Returns a sorted list of all usable, loaded node feature names.

F.feature aka Feature.feature
1
2
F.part_of_speech
Feature.part_of_speech
Description

Returns a sub-api for retrieving data that is stored in node features. In this example, we assume there is a feature called part_of_speech.

Tricky feature names

If the feature name is not a valid python identifier, you can not use this function, you should use Fs instead.

Fs(feature) aka FeatureString(feature)
1
2
3
4
Fs(feature)
FeatureString(feature)
Fs('part-of-speech')
FeatureString('part-of-speech')
Description

Returns a sub-api for retrieving data that is stored in node features.

feature

In this example, in line 1 and 2, the feature name is contained in the variable feature.
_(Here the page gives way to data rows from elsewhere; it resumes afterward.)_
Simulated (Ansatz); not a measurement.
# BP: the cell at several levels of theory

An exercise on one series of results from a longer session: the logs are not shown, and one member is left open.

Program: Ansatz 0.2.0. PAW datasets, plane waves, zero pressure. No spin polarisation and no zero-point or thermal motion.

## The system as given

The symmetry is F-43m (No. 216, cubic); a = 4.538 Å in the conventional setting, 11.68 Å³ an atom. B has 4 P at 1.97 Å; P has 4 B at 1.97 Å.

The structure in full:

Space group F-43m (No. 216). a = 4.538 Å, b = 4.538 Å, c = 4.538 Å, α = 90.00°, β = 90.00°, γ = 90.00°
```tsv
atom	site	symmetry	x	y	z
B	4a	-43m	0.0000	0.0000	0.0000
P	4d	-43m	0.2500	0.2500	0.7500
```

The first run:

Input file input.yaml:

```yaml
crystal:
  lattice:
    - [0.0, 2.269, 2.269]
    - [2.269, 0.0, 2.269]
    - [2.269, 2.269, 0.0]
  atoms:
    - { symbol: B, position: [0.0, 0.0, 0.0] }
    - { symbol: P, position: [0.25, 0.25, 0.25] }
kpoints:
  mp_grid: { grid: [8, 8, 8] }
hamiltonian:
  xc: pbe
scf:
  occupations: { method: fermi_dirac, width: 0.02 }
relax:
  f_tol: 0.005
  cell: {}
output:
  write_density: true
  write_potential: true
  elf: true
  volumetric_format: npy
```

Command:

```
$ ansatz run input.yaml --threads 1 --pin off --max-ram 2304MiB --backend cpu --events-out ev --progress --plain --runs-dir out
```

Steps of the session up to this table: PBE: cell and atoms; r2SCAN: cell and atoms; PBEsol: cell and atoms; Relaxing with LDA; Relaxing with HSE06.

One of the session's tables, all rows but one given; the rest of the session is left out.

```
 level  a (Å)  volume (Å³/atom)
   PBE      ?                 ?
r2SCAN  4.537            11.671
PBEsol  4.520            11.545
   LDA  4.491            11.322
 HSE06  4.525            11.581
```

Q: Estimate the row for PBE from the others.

In lines 3 and 4, we assume there is a feature called part-of-speech. Note that this is not a valid name in Python, yet we can work with features with such names.

Both methods have identical results

Suppose we have just issued feature = 'pos'. Then the result ofFs(feature)andF.pos` is identical.

In most cases F works just fine, but Fs is needed in two cases:

  • if we need to work with a feature whose name is not a valid Python name;
  • if we determine the feature we work with dynamically, at run time.
Simple forms

In the sequel we'll give examples based on the simple form only.

F.feature.meta
1
F.part_of_speech.meta

The dictionary of meta data found at the start of the part_of_speech.tf file.

F.feature.v(node)
1
F.part_of_speech.v(node)
Description

Get the value of a feature, such as part_of_speech for a node.

node

The node whose value for the feature is being retrieved.

F.feature.s(value)
1
2
F.part_of_speech.s(value)
F.part_of_speech.s('noun')
Description

Returns a generator of all nodes in the canonical order with a given value for a given feature. This is an other way to walk through nodes than using N().

value

The test value: all nodes with this value are yielded, the others pass through.

nouns

The second line gives you all nodes which are nouns according to the corpus.

F.feature.freqList()
1
F.part_of_speech.freqList(nodeTypes=None)
Description

Inspect the values of feature (in this example: part_of_speech) and see how often they occur. The result is a list of pairs (value, frequency), ordered by frequency, highest frequencies first.

nodeTypes

If you pass a set of nodeTypes, only the values for nodes within those types will be counted.

F.otype

otype is a special node feature and has additional capabilities.

Description
  • F.otype.slotType is the node type that can fill the slots (usually: word)
  • F.otype.maxSlot is the largest slot number
  • F.otype.maxNode is the largest node number
  • F.otype.all is a list of all otypes from big to small (from books through clauses to words)
  • F.otype.sInterval(otype) is like F.otype.s(otype), but instead of returning you a range to iterate over, it will give you the starting and ending nodes of otype. This makes use of the fact that the data is so organized that all node types have single ranges of nodes as members.

Edge features

E

The edge features API is exposed as E (Es) or Edge (EdgeString).

Eall() aka AllEdges()
1
2
Eall()
AllEdges()
Description

Returns a sorted list of all usable, loaded edge feature names.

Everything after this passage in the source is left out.